Subset Convolution Logarithm

We are given a set power series \(F(x)=\sum_{S\subseteq\{1,2,\dots,n\}} f_S x^S\) with the constant term \([x^{\varnothing}]F(x)=1\). The multiplication for the formal variable \(x\) is defined via subset convolution: for two series \(A(x)=\sum_{S} a_S x^S\) and \(B(x)=\sum_{S} b_S x^S\) we define

[ (A*B)(S)=\sum_{T\subseteq S} a_T,b_{S\setminus T},]

so that the exponential of a series \(G(x)=\sum_S g_S x^S\) is defined as

[ e^{G(x)}=\sum_{k\ge 0} \frac{G(x)^{*k}}{k!}, \quad \text{with } G(x)^{*0}=1. ]

It can be shown that there exists a unique series \(G(x)\) satisfying

[ e^{G(x)}=F(x). ]

Your task is to compute \([x^S]G(x)\) modulo \(998244353\) for every subset \(S\subseteq\{1,2,\dots,n\}\).

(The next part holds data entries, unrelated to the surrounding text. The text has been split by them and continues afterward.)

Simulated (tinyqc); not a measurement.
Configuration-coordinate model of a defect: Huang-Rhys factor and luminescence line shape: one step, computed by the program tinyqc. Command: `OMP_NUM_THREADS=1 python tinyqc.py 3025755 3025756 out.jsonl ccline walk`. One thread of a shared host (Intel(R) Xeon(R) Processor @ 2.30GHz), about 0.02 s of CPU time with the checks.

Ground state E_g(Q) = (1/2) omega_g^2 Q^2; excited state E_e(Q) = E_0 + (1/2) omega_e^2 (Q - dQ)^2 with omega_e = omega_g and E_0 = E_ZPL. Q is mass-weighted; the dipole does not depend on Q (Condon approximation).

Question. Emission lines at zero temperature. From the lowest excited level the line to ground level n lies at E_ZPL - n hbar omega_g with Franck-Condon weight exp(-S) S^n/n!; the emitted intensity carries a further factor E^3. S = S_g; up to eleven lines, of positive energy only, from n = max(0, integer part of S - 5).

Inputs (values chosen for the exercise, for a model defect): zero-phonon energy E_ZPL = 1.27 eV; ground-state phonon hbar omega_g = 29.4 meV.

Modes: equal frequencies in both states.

Note: The input describes \(F(x)\) by giving \(f_S\) for every subset \(S\) (ordered by the bitmask representation, with \(S=\varnothing\) corresponding to 0). You are guaranteed that \(f_{\varnothing}=1\) so that \(\log F(x)\) is defined and \(G(\varnothing)=0\).

inputFormat

The first line contains an integer \(n\) (size of the base set). The second line contains \(2^n\) integers \(f_0, f_1, \dots, f_{2^n-1}\), where the integer corresponding to index \(i\) represents \(f_S\) for the subset \(S\) whose bitmask is \(i\) (with \(f_0 = 1\) corresponding to the empty set).

outputFormat

Output \(2^n\) integers: \(g_0, g_1, \dots, g_{2^n-1}\), where \(g_i=[x^S]G(x)\) for the subset \(S\) corresponding to bitmask \(i\), taken modulo \(998244353\). (Note that \(g_0\) must be 0 since \(G(\varnothing)=\log 1=0\).)

sample

2
1 2 3 4

0 2 3 998244345